I arrived in Toronto at midnight, it felt cold, but not too bad. The driver picked me up and we proceeded to drive 2 1/2 hours north. I actually didn't know there was anything north of Toronto, but there is Ontario. Then there is Northern Ontario. I asked my driver, "What is north of where we are going?" The driver chuckled and said, "The North Pole."
I noticed some patches of ice on the ground, but I made nothing of it. The next morning, I was up at 7am and I saw three inches of fresh snow. Oh dear!
They told me to bring layers, which I did. But I didn't think to bring a hat, scarf, gloves or a heavy coat. So I layered everything I had. When I arrived at the set, a farm 30 minutes even further north, the production executive burst out laughing. She pointed to my "California Girl" UGG boots, and said, "You can't wear those in the snow. Your feet will be drenched in about an hour."
She took me into the wardrobe trailer where I got suited up with a mis-matched scarf, hat, mittens, a huge down coat and navy blue rubber rain boots with bright yellow daisies on them. I looked ridiculous. I went to meet the cast and crew in this ensemble, and introduced myself, as one of the new Executive Producers. That means, I am technically one of their new bosses. In my eclectic wardrobe, I was quite sure that I looked insane.
I am coming into this production on Day 2 of the first episode. The production order is for a 10 episode limited series.
When you get "assigned" to a show AFTER it has begun, it's because something is going awry. Which also means, you're walking into some kind of sh*t storm. The problem is often times you don't know who is flinging the sh*t or why. So you spend a lot of time ducking and covering and trying to do recon. No matter how good you are, you go home either feeling like sh*t or smelling like sh*t.
A non-writing Executive Producer (EP) might have any number of roles. Sometimes it is the person who finds the project, or finds the writer or has the relationships to sell it to a network. Since I was one of the network executives who shepherded this project, that doesn't apply to me here... nor am I the writing EP or directing EP. I have been brought on as a non-writing EP to troubleshoot the set, where there seems to be communication breakdowns between the director, other producers and crew members.
Ironically, one of the biggest problems seems to be wardrobe department. I have been troubleshooting wardrobe issues on shows for years. So I rolled up my parka sleeves and dived into the litany of problems. Being in a remote location like northern Ontario does not help wardrobe issues, because the nearest "big city" is a five-hour round-trip drive. Budgets are tight and there are a lot of cooks in the proverbial kitchen. The director was very specific about what she wants, the other producers are less interested in wardrobe, the network and studio have final approval. I was there to arbitrate and get them back on track. The clock was ticking. Wardrobe was not ready. The director was losing her mind. The line producer, who is in charge of budget and staying on time, was losing his. The actors don't trust the Costume Designer. There are tears and yelling and I was trying to put the fires out, as best as I can, in my daisy-covered rubber boots.
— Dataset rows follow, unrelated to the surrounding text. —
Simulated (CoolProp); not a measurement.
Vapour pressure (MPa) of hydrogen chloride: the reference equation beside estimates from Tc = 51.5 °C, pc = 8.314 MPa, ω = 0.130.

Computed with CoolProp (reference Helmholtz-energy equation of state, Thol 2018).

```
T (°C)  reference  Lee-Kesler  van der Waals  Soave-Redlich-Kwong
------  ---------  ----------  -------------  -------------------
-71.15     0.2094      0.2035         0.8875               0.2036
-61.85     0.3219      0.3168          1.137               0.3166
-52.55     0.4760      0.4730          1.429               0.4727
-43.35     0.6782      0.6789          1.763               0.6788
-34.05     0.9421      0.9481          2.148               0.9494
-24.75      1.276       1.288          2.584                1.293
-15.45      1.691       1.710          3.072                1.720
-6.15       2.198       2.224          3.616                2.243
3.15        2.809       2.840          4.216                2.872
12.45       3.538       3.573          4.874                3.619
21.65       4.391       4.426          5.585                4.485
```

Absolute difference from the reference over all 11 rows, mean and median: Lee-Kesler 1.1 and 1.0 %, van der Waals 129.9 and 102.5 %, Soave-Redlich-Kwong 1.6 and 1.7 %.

This hysteria led to other issues. All the departments were feeling under pressure to please the director, but she was not pleased. The cast was starting to feel insecure with their own first day jitters. The crew was trying to do their best with limited resources and weather challenges.
I have been on a lot of difficult sets in my career and sometimes it's just about being calm, clear and collaborative. It's not that different from working in corporate life.
When I was busy running around making decision on wardrobe, set design, script notes and casting, I was in my element. It's when I was sitting still, waiting for scenes to rehearse and shoot, that I started going stir crazy.
I stayed bundled up for the five days I was on set. 12 hours a day or longer. While the snow melted quickly, the temperatures dropped into the low 30s at night. Night one, we shot until midnight. Every night went later and later. By night four, we were shooting until 5am.
Let me stop here and explain why this is a recipe for disaster.
One of my "superpowers" is boundless energy and self-control. It has taken me years to figure out the right balance of diet and exercise to be able to maintain a high level of focus and energy. I try to limit stimulants like caffeine, sugar and alcohol, but I also have two food groups that I try to avoid as much as possible: wheat and dairy products. For whatever reason, these two food groups trigger a switch that is like a drug for me. Once I go down the bread, pizza, grilled cheese, macaroni and cheese, quesadilla, ice cream "road," there is no turning back. All self-control goes out the window, along with my energy level and my body feeling good. Being cold, bored and inactive (or sitting on a freezing cold set waiting for scenes to be lit, rehearsed and filmed over and over again in frigid temperatures) is my Kryptonite. So by night four, I lost my self-control and I was eating sugar, wheat and dairy. It started with a harmless cup of hot chocolate, but spiraled down into handfuls of gummy bears, and then I found myself eating peanut butter and jelly sandwiches at 2am. From there all bets were off.
By the time I was getting ready to leave, I was eating a grilled cheese sandwich with a bowl of cream of tomato soup. I might have had an ice cream later.
While I was indulging in this food-fest, it tasted heavenly. But then my energy levels plummeted, I got headaches and my stomach ached. Worst of all, I was now craving more of this comfort food.
I returned to LA just before midnight on Friday. My husband was annoyed with me for having been out of town while we are moving (and downsizing) from our home in one part of town to our apartment in another part of town. The movers were scheduled to come in the morning. He was anxious and felt burdened that the moving prep fell on his shoulders.
Saturday morning, in spite of my exhaustion, food hangover and jet lag, I woke up early and finished packing the last of my boxes. The movers came at 10am and finished around 9pm. The entire house was unpacked, pictures hung, boxes flattened and recycled by 9pm Sunday.
Monday. I got a call from my studio this morning, I MUST go back to set NEXT week. There are more production problems. My husband did not take kindly to this. He thought changing my career would mean I would be spending more time at home. He has never been a fan of anything that takes me out of the house. Truth is he would be fine for me to spend my days in Northeastern Canada, as long as I was home for dinner.